Dangerous Men: Escaping safely
You made it out of an abusive relationship but once the initial euphoria passes fear may become your companion once again. Fear is a warning to remain vigilant. If your ex-partner is making threats pay attention to his language. If he uses language such as ‘If you don’t’ or ‘Unless you do’ he is intimidating you by offering you a way out; but if he uses definitive language such as ‘I will kill you,’ or ‘You are going to die’ the intent is clear and your fear well founded.

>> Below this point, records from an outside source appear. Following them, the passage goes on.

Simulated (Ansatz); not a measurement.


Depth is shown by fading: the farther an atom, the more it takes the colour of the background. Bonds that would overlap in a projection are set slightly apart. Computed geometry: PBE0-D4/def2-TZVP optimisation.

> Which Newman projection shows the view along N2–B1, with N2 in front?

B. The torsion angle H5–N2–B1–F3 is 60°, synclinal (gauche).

No one is better equipped than you yourself to know whether he is frustrated and angry or seriously homicidal. What you decide about his capability and intent will determine what action to take. If you decide that he is capable of murder you must take this seriously and never let down your guard. This is certainly the case if he has ever choked, suffocated, punched, drowned, kicked or threatened you with weapons. Be afraid - be very afraid and never be alone with him while activating as much emotional and practical support as you can. Make safety your priority. This also means that if you are in his company have an exit strategy planned. Think ahead. If you have to run, where is the nearest, safe place? Don’t lock yourself in a room where there is only one exit and where no one would hear you.
On the other hand, if it is more about worry on your part where you are reacting to his usual intimidatory techniques you have options because holding you into the relationship is no longer the situation. Dealing with intimidatory behaviours requires a shift from appeasement to giving him no oxygen at all. Accept no messages, take no calls, ignore provocations. Live your life as if he no longer exists. If you have children together follow the law but avoid unnecessary personal contact with him. Don’t say ‘never’ or ‘no’ to him unless you mean it and you can stick to it. ‘No’ is non-negotiable. If you explain your reasons or argue with him you are stepping back into the relationship and he will continue to manipulate you. Seek support from family, friends and domestic violence services and create a life without him.